Often our own worst enemy to making money in the stock market looks at us in the mirror each morning. We do things we know we should not — for example, hold onto a stock that we know we should sell, hoping it will come back to even — because emotions get in the way of rational decision-making. It is time to take control of our emotions, logically evaluate positions, and make decision accordingly.
A strategy that has been created by this wishy-washy behavior is the use of a stop-loss order for positions that have done well. Here’s the scenario:
We’ve bought a stock that has done well, maybe climbing by 100% in a year’s time span. We look at the potential for continued gains but it seems like the stock has “gotten ahead of itself.” It would take three years for earnings to catch up with the current stock price.
Looking at the situation logically, one would sell the position. Even though this blog advises holding stocks for long periods of time, if a stock has gone up so far that the return for the next three years will likely be flat, it is time to sell. But because we think maybe the market will continue to push the stock up, we don’t want to sell out. We don’t want to be kicking ourselves after it goes up another 10%. (This is where the Wall Street axiom “Bulls make money, Bears make money, but Pigs get slaughtered” comes from).
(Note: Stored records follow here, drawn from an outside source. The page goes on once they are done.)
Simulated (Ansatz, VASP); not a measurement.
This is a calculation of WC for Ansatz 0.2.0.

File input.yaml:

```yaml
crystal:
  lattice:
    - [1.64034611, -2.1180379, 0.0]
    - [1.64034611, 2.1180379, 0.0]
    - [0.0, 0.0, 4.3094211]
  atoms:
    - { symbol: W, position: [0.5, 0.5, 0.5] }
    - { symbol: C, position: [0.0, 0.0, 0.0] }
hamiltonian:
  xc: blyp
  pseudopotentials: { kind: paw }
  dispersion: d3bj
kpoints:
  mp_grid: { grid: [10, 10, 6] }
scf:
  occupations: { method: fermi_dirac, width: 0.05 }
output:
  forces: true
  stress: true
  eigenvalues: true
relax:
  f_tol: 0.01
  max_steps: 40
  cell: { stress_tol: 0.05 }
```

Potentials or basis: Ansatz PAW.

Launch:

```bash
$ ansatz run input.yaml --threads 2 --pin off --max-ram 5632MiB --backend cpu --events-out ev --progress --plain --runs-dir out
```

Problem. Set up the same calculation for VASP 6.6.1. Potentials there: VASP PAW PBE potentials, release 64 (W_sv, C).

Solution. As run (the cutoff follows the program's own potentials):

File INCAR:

So instead, we put in a stop-loss order a few dollars below the current price. We say, “If the stock begins to drop, the stop order will sell the shares for me and keep me from giving back my profit. If it continues to rise, I’ll just keep moving the stop price up and safely pocket the difference.” What we are really doing is being indecisive – avoiding the decision to sell and allowing the fates of the stock price movements to make the decision for us.
So what happens? Nine times out of ten the stock price will fall down to the stop-loss price and sell the shares. In doing so, we will be giving up a few dollars worth of price. If we had just sold the shares instead of playing games, we would be a few hundred dollars richer.
So, be a man (or a woman) and make decisions. Great investors are logical and emotionless. This isn’t about saving face or creating great stories for your cocktail parties. This is about growing wealth and gaining freedom. Take control.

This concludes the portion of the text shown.